Engineering graduate student Daniel Noyes '15, MS '16 was one of two winners at the Advanced Cyber Security Center's New England conference.
Daniel Noyes, a graduate student in electrical and computer engineering, has focused his research on the security of the USB (Universal Serial Bus), one of the most commonly used standards in the computing industry.
In the fall, he was named one of two winners at the Advanced Cyber Security Center’s (ACSC) New England cyber security conference. Daniel was one of 5 UMassD students who were selected to present at the conference. Overall, 15 students from New England colleges and universities took part in the competition.
Daniel presented on USB security and its vulnerabilities to passive and active cyber-attacks. His advisors on the presentation were electrical and computer engineering professors Dr. Hong Liu and Dr. Paul Fortier.
"My interest in USB security originated almost a year ago in Dr. Liu’s Network Security course,” said Daniel, who earned two bachelor's degrees, in computer engineering and electrical engineering, from UMassD's College of Engineering in May 2015.
"This course helped spark my interest in secure communication as well as embedded security. It dawned on me how a communication standard like the USB lacks security."
Ensuring USB security
The Universal Serial Bus (USB) is one of the most commonly used devices in the computer industry today. Through the use of a common connection, USB allows numerous peripheral devices the ability to communicate with each other. The use of this technology spans from printers and storage media to user input devices, such as distributed power sources for cell phones.
"Because these devices are abundant in our everyday lives, ensuring security is essential," Daniel said.
"I think consumers right now know little about how secure the products they use are. But that is slowly changing, and soon consumers will have adequate knowledge to protect themselves as well as the products they use. We see more and more companies offering protection for consumers."
USB devices have the potential to become gateways for malicious software, Daniel noted. Due to these widespread insecurities, methods to protect critical devices are vital. The lack of security in current technology and lack of knowledge by consumers can lead to malicious software and/or individuals obtaining data via unsecure USB lines or other commonly used devices such as printers.
Sniffing out an attack
Daniel’s project aims to analyze the USB protocol regarding vulnerabilities in addition to experimenting with security measurements to protect the USB from both passive and active cyber-attacks. The project looks at various security scenarios and provides a basis to show the potential threat of any information communication using the USB.

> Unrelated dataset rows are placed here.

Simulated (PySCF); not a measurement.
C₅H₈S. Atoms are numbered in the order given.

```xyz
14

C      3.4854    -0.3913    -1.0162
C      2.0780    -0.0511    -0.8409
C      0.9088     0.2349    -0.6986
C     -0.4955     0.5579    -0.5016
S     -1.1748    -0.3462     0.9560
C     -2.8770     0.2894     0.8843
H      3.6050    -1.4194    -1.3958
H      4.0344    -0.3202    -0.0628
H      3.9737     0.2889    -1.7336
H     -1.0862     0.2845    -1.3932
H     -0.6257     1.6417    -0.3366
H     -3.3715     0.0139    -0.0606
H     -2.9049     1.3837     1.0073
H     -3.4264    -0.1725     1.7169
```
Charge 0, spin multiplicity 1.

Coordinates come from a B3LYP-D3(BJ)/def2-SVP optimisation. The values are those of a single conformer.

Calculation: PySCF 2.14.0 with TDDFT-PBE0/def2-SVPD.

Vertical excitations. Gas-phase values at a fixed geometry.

Through two experiments, Daniel detailed how ever-expanding technology is creating new frontiers in the encryption security field. Daniel’s first experiment outlined a sniffer attack, a common cyber-attack of software or device that can read, monitor, and capture data. Without encryption, a "sniffer" provides a full view of the data.
Daniel’s second experiment demonstrated the benefits of additional security overlays through encryption of the USB device. If a user was able to utilize this additional layer of protection, even if an attack was attempted, the malicious software or individual would not be able to collect any sensitive data.
Daniel’s project also outlined the ability of a malicious device to collect data simply through a user’s keyboard input.